2007-06-14 Thread Rob Landley
On Thursday 14 June 2007 18:24:42 David Schwartz wrote:
> I don't know who you are talking to or what you are talking about. I
> haven't seen anybody doing what you claim in this thread or anywhere else
> and I certainly am not.

I'm asking what is the _point_ of the discussion?

Linux, the project, is available under GPLv2 only.   It is not available under 
GPLv3, and its maintainers (both Linus, his lieutenants, and numerous other 
contributors) have expressed an explicit desire NOT to license it as such.

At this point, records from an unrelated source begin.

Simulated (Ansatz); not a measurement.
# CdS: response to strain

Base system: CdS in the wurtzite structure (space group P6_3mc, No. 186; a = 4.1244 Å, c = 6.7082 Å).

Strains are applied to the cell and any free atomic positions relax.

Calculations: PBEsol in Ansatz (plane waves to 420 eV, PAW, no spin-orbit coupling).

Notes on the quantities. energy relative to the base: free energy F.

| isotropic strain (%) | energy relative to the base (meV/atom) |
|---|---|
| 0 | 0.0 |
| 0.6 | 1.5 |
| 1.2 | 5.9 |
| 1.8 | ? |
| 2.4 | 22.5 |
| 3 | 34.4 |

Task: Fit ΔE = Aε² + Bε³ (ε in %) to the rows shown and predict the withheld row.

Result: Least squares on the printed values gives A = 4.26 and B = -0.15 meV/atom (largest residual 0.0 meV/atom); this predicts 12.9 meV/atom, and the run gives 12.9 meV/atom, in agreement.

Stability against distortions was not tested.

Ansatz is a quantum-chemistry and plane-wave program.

So what are the people talking about GPLv3 trying to accomplish?  Are they:

A) Trying to unanimously change the mind of Linus, his lieutentants, and all 
the other contributors who have spoken up in favor of GPLv2 only, so that 
future versions of Linux grew a new license?  (Doesn't matter if this new 
license is GPlv3, MPL, or BSD.  It's a new license Linux is not currently 
distributed under.  Bits of Linux are separately distributed under other 
licenses such as BSD, but Linux is not and won't be any time soon.)

B) Proposing the creation of a fork of Linux which identifies and replaces all 
the code that can't be licensed under GPLv3?

C) Moving to another codebase (Solaris?  The Hurd) and trying to identify 
Linux code that can be ported to that other OS under another license?

D) Blowing smoke to no actual purpose?

Right now, it's looking like D.  Is there an E that I'm not seeing?